Posted by: Zvezdichko Mar 3 2007, 09:32 PM

Hmmm... the braking engines are said to be "hydrazine engine", but what does it mean? Is the oxidiser dinitrogen tetroxide and is the fuel hypergolic?

Posted by: mcaplinger Mar 3 2007, 10:03 PM

QUOTE (Zvezdichko @ Mar 3 2007, 01:32 PM) *
Hmmm... the braking engines are said to be "hydrazine engine", but what does it mean?

http://en.wikipedia.org/wiki/Monopropellant_rocket

Posted by: edstrick Mar 4 2007, 08:30 AM

Hydrazine (whichever one... there are different varieties, as there are different "alcohols") in this context is a chemically unstable monopropellant. Like hydrogen-peroxide, it semi-violently breaks down when exposed to something it doesn't like (catalyst), forming superheated vapors. You feed it into the center of a "catalyst bed" though some kind of injection system under pressure that I'd presume is equal to that of the rocket chamber, it decomposes and comes out screaming out of the catalyst bed into the engine chamber and then out the nozzle.

Monopropellants are not very efficient. Their specific-impulse (bounce-per-ounce) is sucky, but ...

THEY'RE SIMPLE.

Mars landings ... you need to slow from a few hundred miles-per-hour, not thousands. Atmosphere, heat shields, and parachutes do that. You can afford some modest hover time, too, at a not horrendous expense in propellant mass.
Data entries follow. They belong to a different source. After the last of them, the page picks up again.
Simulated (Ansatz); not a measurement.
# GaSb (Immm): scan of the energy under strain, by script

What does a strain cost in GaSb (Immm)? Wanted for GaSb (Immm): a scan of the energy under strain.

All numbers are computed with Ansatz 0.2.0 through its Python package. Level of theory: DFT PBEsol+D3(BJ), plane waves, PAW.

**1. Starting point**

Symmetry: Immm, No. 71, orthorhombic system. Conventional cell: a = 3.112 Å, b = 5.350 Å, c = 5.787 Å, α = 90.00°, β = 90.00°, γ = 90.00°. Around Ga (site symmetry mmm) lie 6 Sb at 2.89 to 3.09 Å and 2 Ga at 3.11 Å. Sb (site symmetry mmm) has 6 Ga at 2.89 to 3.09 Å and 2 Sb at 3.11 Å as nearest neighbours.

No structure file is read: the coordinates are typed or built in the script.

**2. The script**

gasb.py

The K.I.S.S. principle holds here very nicely. KEEP IT SIMPLE, STUPID!!!

Posted by: Zvezdichko Mar 4 2007, 09:24 AM

edstrik: you made it looking like a steam engine smile.gif

Posted by: djellison Mar 4 2007, 10:35 AM

On principle, hydrazine thrusters ARE simpler than a steam engine smile.gif

Heat the cat, open the valve...bingo.